One thing I love about sci-fi movies from the past is just how each decade envisioned the future. The ‘50s had a lot of flying saucers, and the ‘60s and ‘70s dialed it back a bit, featuring a lot less theremin and a bit more paranoia. It was also a very good time for Godzilla. But ‘80s sci-fi, like The Running Man, was a lot darker. There was almost an apocalyptic tone to some of the best sci-fi movies of the ‘80s, which is why I find the decade so fascinating.
Sure, there were some fun ‘80s sci-fi films, like Short Circuit, and there are even some fun ones on this list. But a lot of the best ‘80s sci-fi flicks were super grim. So, what are the best sci-fi movies from the 1980s? Hop in the DeLorean, because you’re about to find out.
13. The Last Starfighter (1984)
Directed by Nick Castle, and starring Lance Guest, Mary Stewart, and Robert Preston, The Last Starfighter is about a teenage boy (Guest) living in a trailer park who doesn’t seem to be going anywhere in his life. That is, of course, until he masters an arcade game, which is actually a beacon to an alien fleet that is seeking qualified starfighters. A warring alien force threatens the galaxy, and by certain circumstances, the teenager becomes the last starfighter. Hence the title.

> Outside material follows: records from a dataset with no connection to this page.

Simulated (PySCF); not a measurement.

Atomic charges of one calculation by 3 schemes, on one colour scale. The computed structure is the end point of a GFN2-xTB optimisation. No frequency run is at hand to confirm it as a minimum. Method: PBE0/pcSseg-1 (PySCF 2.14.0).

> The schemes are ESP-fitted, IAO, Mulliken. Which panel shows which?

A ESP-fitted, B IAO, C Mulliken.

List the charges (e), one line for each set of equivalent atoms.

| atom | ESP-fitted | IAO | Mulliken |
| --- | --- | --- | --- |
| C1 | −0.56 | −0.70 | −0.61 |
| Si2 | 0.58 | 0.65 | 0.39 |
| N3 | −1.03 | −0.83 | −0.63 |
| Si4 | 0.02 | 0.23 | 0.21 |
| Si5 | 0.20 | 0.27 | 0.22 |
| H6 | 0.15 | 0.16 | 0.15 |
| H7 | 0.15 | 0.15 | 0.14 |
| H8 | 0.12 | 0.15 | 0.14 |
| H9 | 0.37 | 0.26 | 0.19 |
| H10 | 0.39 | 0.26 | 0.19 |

And it’s a fun film. The special effects are SUPER ‘80s, and the movie is a great example of what CG used to look like. The story is silly, and the alien races are ridiculous, but it has a lot of charm where it needs it. Unfortunately, in the pantheon of great sci-fi flicks of the ‘80s, it’s a little forgettable in the long-run, but it makes for a good cult film. And hey, any movie that has a plot centered around video games is A-OK with me.
12. Tron (1982)
Speaking of plots centered around video games, Tron is the true OG. Directed by Steven Lisberger and starring Jeff Bridges, Bruce Boxleitner, and Cindy Morgan, Tron is about a programmer (Bridges) who gets trapped in a video game that he needs to escape. There are awesome light cycle races and disc fights, and visually, it’s definitely one of the most iconic movies from the ‘80s.
But the story is somewhat of a mess. It’s also pretty slow for a movie that takes place inside of a video game. The sequel, Tron: Legacy, also looked pretty slick, but it was also rather slow in the plot department, so maybe that’s just a trait of the series. But again, when you think of ‘80s sci-fi, Tron will likely race straight to your mind.
11. Bill & Ted's Excellent Adventure (1989)
Like, most excellent, dude. Directed by Stephen Herek and starring Alex Winter, George Carlin, and Keanu Reeves, Bill and Ted’s Excellent Adventure is about two righteous high school students who time travel in a telephone booth and bring back historical figures like Napoleon and Joan of Arc in order to pass a test.
The film is a laugh riot, and Ted "Theodore” Logan (Keanu) and Bill S. Preston, Esq. (Winter) are a blast to spend time with. The only thing is, I think it’s a bit marred by its arguably less excellent sequels, Bill & Ted’s Bogus Journey and Bill & Ted Face the Music. The original is one of those movies, like The Matrix, that probably would have been better if there weren’t any sequels, but oh, well. I’m still very much a Wyld Stallyns fan forever.
10. The Running Man (1987)
Okay, no more good times. Now for the dark stuff. Directed by Paul Michael Glaser and starring Arnold Schwarzenegger, Maria Conchita Alonso, and Richard Dawson, The Running Man is based off of a Stephen King story, but it’s also nothing like it. In this version, Schwarzenegger’s character is a criminal who is forced into a killer game show and must fight to the death for his freedom. But the novel version is a lot less American Gladiators meets Smash TV, like the movie is.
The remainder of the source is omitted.